All people and organizations that earn taxable income in South Africa are liable to pay taxes to the government. However, some individuals and entities are exempt from paying tax, although they operate in the country. Wondering whether you are excluded from paying taxes or not? This article explains everything you want to know about tax exemptions.
Who Is Exempt From Paying Tax in South Africa?
First and foremost, if you earn money below the tax threshold gazetted by the South African Revenue Service, you do not qualify to pay tax, although you may file your tax return. Similarly, businesses should also pay tax only when they generate income above the threshold.
South African residents who work in foreign countries are exempt from paying taxes if they spend more than 183 days outside the country. The exemption applies to the first R1.25 million of their income earned from work-related tasks performed outside the country. Natural persons should also meet the following conditions to qualify for tax exemptions.

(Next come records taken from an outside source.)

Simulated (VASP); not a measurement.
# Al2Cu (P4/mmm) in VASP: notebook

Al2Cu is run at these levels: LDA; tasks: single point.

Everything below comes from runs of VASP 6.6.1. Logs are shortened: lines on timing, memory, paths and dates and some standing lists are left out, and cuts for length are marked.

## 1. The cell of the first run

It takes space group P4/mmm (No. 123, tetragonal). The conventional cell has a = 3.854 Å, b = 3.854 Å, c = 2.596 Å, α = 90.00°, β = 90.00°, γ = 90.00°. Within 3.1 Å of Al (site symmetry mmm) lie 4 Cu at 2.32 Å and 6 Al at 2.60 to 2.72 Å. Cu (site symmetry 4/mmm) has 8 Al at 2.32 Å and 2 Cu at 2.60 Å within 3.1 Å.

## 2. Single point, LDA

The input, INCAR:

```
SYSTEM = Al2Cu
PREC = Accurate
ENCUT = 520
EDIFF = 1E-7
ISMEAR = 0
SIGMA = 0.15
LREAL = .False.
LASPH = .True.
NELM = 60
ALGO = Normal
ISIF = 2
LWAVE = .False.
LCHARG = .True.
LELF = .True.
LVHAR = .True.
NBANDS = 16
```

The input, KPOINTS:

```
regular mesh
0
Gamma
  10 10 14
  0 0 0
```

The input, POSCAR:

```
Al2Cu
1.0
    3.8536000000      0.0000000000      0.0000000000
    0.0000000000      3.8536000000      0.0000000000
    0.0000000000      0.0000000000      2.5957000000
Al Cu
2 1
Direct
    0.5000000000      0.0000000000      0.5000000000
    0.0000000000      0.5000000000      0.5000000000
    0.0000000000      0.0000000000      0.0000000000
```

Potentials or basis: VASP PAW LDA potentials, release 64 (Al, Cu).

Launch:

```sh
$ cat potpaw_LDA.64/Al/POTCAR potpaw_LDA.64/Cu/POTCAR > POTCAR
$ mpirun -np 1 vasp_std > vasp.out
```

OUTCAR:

- Salary for non-resident employees from foreign countries working in South Africa
- Pensions received from other countries by residents and non-residents
- Money generated from tax-free investments in South Africa and lump sums paid from life policies
- Special uniform allowances
- Genuine bursaries and scholarships
- Alimony received from former spouse
Apart from individuals, certain institutions are exempt from paying taxes in South Africa. However, these entities must first obtain the commissioner’s approval for tax exemption and other benefits. The institutions are categorized according to different legislative provisions, and they include the following:
- Charitable organizations
- Recreational clubs
- Government-owned public and private companies
- Homeowners associations
- Membership associations
- Small business funding entities
Not-for-profit organizations are also exempt from paying tax since they play crucial roles in promoting the country’s development and providing social assistance to the needy. Once an organization applies for exemption and is approved by SARS, it should get an approval letter with a unique reference number. Without obtaining this letter first, even a non-profit organization may be liable for paying taxes to the government.
What Are the Tax Brackets in South Africa?
The tax brackets in South Africa are used to determine the tax rates and amounts you will be levied for tax. You should note that the tax rate you will get depends on the amount of money you earn from your employer or business. The following are the tax brackets for the 2024 tax year, which runs from 1 March 2023 to 29 February 2024.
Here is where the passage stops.